Warrior’s Song

Image of Warrior's Song (The Parker Shaw Series)
Author(s): 
Release Date: 
April 15, 2011
Publisher/Imprint: 
Lampas Books/Launchpad Press, LLC
Pages: 
230
Reviewed by: 

“Mr. Hill is a cogent and descriptive writer. In Warrior’s Song he provides a clear and descriptive foundation for the rest of Shaw’s journey, bringing to life the eternal coming-of-age struggle for self identification and purpose.”

Warrior’s Song, the first in a four-part fictional series by Thomas Hill, studies the life of 20-year-old Parker Shaw.

Shaw is a descendent of the famous Colonel Robert Gould Shaw, who commanded the first black regiment of the U.S. Army in the Civil War (made famous in the Edward Zwick film, Glory). This novel explores Shaw’s coming-of-age struggle with identity, family, purpose, and career goals.

The novel begins on the campus of the University of Virginia in April 2001 and it ends with the airplane hijackings and bombings of September 11, 2001.

In a strangely vivid dream, Shaw finds himself a Native American warrior pursued and murdered by a group of white men. Like a splinter in his mind, the dream drives Shaw to discover his connection with the murdered Native American.

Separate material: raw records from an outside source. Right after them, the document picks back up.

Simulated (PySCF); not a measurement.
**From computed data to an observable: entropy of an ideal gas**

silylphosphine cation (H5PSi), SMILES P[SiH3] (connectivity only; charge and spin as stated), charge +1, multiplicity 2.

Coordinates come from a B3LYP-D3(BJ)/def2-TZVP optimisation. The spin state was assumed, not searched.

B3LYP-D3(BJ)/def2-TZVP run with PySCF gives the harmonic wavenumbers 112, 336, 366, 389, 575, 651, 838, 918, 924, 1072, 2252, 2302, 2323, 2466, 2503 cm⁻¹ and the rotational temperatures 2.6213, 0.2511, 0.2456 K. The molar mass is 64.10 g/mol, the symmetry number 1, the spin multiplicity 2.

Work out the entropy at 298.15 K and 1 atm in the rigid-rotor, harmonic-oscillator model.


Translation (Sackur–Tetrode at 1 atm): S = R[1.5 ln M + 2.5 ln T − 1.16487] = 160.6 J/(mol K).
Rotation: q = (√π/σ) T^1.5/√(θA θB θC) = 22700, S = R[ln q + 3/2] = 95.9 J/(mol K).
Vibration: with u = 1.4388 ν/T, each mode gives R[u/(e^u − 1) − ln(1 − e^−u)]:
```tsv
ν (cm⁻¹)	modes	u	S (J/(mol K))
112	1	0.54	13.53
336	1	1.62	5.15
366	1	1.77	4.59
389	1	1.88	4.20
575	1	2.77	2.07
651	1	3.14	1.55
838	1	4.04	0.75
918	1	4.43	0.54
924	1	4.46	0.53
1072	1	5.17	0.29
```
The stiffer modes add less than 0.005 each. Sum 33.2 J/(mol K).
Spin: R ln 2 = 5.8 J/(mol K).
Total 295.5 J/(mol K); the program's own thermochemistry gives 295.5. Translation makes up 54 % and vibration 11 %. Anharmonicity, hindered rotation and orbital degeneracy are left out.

With a friend, he travels to the American Southwest in search of the dream’s meaning. In this quest, he encounters a man who provides some perspective and direction. Shaw seeks a powerful revelation of the person he is supposed to be. In return, he is served nuggets of insight and enigma, bound together by a common thread of purpose.

Like so many college students, Shaw is torn between his father’s dream for his future and his own uncertainty. Shaw’s intellectual self-exploration provides the foundation of this novel. Hill sprinkles the novel’s dialog with references to the fundamentals of a liberal arts education, including American history, science, psychology, sociology, and philosophy. At first, these references seem unrelated; however, Mr. Hill winds them together in an increasingly pertinent existential rationale. Elemental to this exploration are concepts of the human soul, reincarnation and the integration of purpose, fulfilled as a result of Hill’s use of nuance and association.

Shaw finds within ephemeral out-of body experiences a fleeting but poignant insight. He has grown psychologically, as the boundaries of time and purpose become increasingly clear.

He comes to the conclusion that by understanding his past (including a past life) and by deriving insight from the contrasting parts of his personality, he will become a more fulfilled adult. No doubt this insight will serve Shaw well in the next three segments of the series.

Mr. Hill is a cogent and descriptive writer. In Warrior’s Song he provides a clear and descriptive foundation for the rest of Shaw’s journey, bringing to life the eternal coming-of-age struggle for self identification and purpose.

If Warrior’s Song is lacking in any aspect it would be in the fleeting perspectives of secondary personalities. Of course, brevity of purpose pushes the novelist to be concise in order to keep up drama and pacing, and it is hopeful that Mr. Hill will have the opportunity to engage in more profound character development in the succeeding titles in this fascinating series.